I was in quite a bad mood all weekend. Couldn't tell you why, exactly, but feeling very misanthropic indeed. I think it's The Making of the English Working Class. That is a fucking downer of a book - very good, very engaging, but very bleak, and you look at that country now and you know it doesn't have a happy ending, right?
So I refused to see anybody or have civil conversations and instead sewed. A bag, some boxers, tailored some shirts. Read about the disenfranchisement of the weavers. Watched Irma Vep. Thought about all the different ways different nationalities suck. But mostly sewed. It's frustrating and calming at the same time, sewing, or at least it is for me because I don't grasp what I'm doing yet. Getting there, though. The boxers were most exciting because I had never sewn a fly before, and had had no idea how to. There are all these new concepts that are forcing their way into my spatial awareness, which is a bit odd because I haven't been using my spatial awareness much over the past few years.

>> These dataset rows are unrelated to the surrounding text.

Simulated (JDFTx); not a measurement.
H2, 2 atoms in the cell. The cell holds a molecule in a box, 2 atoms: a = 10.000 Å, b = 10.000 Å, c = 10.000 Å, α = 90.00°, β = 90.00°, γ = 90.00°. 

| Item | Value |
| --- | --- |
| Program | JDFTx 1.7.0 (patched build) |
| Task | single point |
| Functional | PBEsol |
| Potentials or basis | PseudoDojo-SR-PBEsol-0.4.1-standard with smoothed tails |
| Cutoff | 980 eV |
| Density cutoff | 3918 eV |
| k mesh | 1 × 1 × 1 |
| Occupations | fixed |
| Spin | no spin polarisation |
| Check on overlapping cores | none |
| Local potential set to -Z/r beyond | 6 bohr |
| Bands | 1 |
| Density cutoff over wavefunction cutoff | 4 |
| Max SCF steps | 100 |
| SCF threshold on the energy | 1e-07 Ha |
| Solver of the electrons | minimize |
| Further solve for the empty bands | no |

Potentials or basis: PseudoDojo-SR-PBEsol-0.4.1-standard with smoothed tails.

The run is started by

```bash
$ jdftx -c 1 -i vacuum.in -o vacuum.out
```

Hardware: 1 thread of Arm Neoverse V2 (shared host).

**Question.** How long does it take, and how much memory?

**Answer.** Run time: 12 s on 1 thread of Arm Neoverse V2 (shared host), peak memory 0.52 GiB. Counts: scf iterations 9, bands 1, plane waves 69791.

Although if I think about it, I think the chanciness of my mood has to do with Friday's work meeting where we more or less went through the likelihood that I'll leave in a little more than a year if they're not able to transfer me to the Asian magazine. It was already true before the meeting but saying these things out loud makes them so much more real. And thinking back, that made Friday night sleepless. Well, for about an hour and a half, which counts as a sleepless night by my tree-sloth standards. For about an hour I lay there thinking 'it's lots of money, what are you doing thinking about leaving, you're going to be indigent some day' and then I spent half an hour thinking about all the ways in which I'll avoid being indigent, and then I fell asleep. It hasn't been bothering me since then in an out-loud kind of way, but I think it's been playing havoc with my mood.